14 Celebrity Entrepreneurs Who Need to Stick to Being Handsome or Famous

Expensive vodka seems like a pretty sure bet, if you’re a celebrity trying to make a couple extra million. Maybe just stick with that next time.
Britney Spears Learned You Can’t Out Bubba the Gump
In 2002, she opened up Nyla, a Cajun-inspired restaurant in New York City. Within five months, she ducked out of the venture due to “management’s failure to keep her fully apprised,” as well as bad reviews and health-code violations.
Stan Lee Never Quite Figured Out Web Marketing
He started Stan Lee Media, an online production and marketing company, in 1998. Within two years, he’d file for bankruptcy and his business partner would run off to Brazil as he was being investigated for questionable company stock transactions.

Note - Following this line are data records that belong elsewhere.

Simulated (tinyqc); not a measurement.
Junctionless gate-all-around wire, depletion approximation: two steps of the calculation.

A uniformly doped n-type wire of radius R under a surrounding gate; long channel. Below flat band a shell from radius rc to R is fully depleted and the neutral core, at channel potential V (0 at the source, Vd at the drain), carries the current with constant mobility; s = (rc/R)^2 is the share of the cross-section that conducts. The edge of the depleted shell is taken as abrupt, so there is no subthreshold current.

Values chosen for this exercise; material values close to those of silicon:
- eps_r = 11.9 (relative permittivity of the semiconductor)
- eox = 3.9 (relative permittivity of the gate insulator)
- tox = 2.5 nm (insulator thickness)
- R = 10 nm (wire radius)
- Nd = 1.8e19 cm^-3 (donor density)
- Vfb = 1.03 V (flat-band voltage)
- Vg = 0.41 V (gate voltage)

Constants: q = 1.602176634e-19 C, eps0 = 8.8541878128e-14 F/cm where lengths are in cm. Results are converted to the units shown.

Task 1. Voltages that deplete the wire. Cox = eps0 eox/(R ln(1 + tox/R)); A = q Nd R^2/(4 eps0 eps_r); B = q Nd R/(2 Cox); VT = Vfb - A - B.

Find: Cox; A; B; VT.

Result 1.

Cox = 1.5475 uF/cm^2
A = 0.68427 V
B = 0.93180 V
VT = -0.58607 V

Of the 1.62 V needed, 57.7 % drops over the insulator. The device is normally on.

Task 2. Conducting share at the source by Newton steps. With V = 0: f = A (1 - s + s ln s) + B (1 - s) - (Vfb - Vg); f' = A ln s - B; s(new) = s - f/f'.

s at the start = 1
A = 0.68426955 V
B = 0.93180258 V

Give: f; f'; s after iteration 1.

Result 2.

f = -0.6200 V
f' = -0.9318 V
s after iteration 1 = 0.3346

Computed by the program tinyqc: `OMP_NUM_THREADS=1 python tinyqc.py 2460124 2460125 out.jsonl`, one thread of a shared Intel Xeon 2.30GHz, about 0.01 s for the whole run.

If You’re Gonna Come for the Colonel, You Best Not Miss
Flava Flav opened a fast-food restaurant called Flav’s Fried Chicken in Iowa in 2011, but things went south almost immediately, and he and his partner launched dueling legal action against one another. When the dust settled, Flav was allowed to open two more locations in Las Vegas and Michigan, but both went under quickly as well.
Natalie Portman’s Vegan Shoes
She teamed up with shoe company Te Casan to launch a $275 vegan high heel, and the company folded less than a year later.
Jay Z Couldn’t Turn a Warehouse Into a High-End Hotel
In 2007, he bought a Manhattan warehouse that used to belong to a cable company with the intention of making the first of many J Hotels — boutique hotels for the bougie. Two years later, he and his partners defaulted on their $52 million loan, and spent the next few years battling each other in court.
Planet Hollywood, But Make It Fashion
Supermodels Christy Turlington, Claudia Schiffer, Elle Macpherson and Naomi Campbell collaborated on a high-end chain restaurant in places like Rockefeller Center and Piccadilly Circus. It was called Fashion Cafe, and featured some of the models’ most iconic outfits. They never managed to break even and the business crumbled.
Lenny Dykstra Hasn’t Even Begun to Hit Rock Bottom
His post-MLB career included failed ventures from car washes to a jet charter service for professional athletes. He was dogged by allegations of fraud and money laundering, and was eventually indicted by the feds. He then wrote a book about it — and was promptly sued for allegedly not paying for the book’s social media campaign.
Kanye’s First Fashion Line
Kanye came up with an idea for horrible clothes as far back as the early aughts, called Pastelle. He rapped about it in one of his songs, wore a branded varsity jacket to an award show in 2008, and then cancelled it just after pictures of his garbage clothes started circulating online.
Don Johnson Can’t Run (or Name) a Venture Capital Company
The Miami Vice star started a company called — tragically — Timber Doodle Glade Equity Venture LLC. He went into debt, owing thousands of dollars on groceries alone. A bank sued him, and he had to file for bankruptcy just to keep his house.
Debbie Reynolds’ Terrible, Horrible, No Good Very Bad Deal
The legendary actress and singer renovated an old Las Vegas joint and opened up the Debbie Reynolds Casino and Hotel. The casino part did as well as you’d expect in Vegas, but she was only making money off the hotel part, which at one point was losing as much as $450,000 a month.
Burt Reynolds Couldn’t Stop Buying Restaurants
He invested in a chain called PoFolks, which grew to over 100 locations at one point, but eventually crumbled and left him $20 million po-er. He tried his luck again with a chain called Daisy Diner, but that sucked another $10 million out of his pocket.
They Go Together Like Baseball, Rhode Island and Video Games
MLB great Curt Schilling and co. took out $75 million in loans for a Rhode Island-based video game company, 38 Studios. Schilling spent $50 million of his own money to produce one game called Kingdoms of Amalur, put the company in $150 million debt and forced taxpayers to cover the vast majority of that.
Mark Twain Invested in the A.I. of His Day
Twain made a small investment in an automatic typesetting machine company that grew to over $50,000, and ballooned once more after outright buying the rights to the machine. The technology was supposed to replace human typesetters, and in a way it did — its main competitor, Linotype, completely owned the market, leaving Twain broke.
Kim Basinger Wanted to Make Her Own Sundance
In 1989, she sank $20 million into the 400-person town of Braselton, Georgia in an attempt to populate it with movie theaters and turn it into a big film festival town. Two years later, she and her partners sold it for $1 million.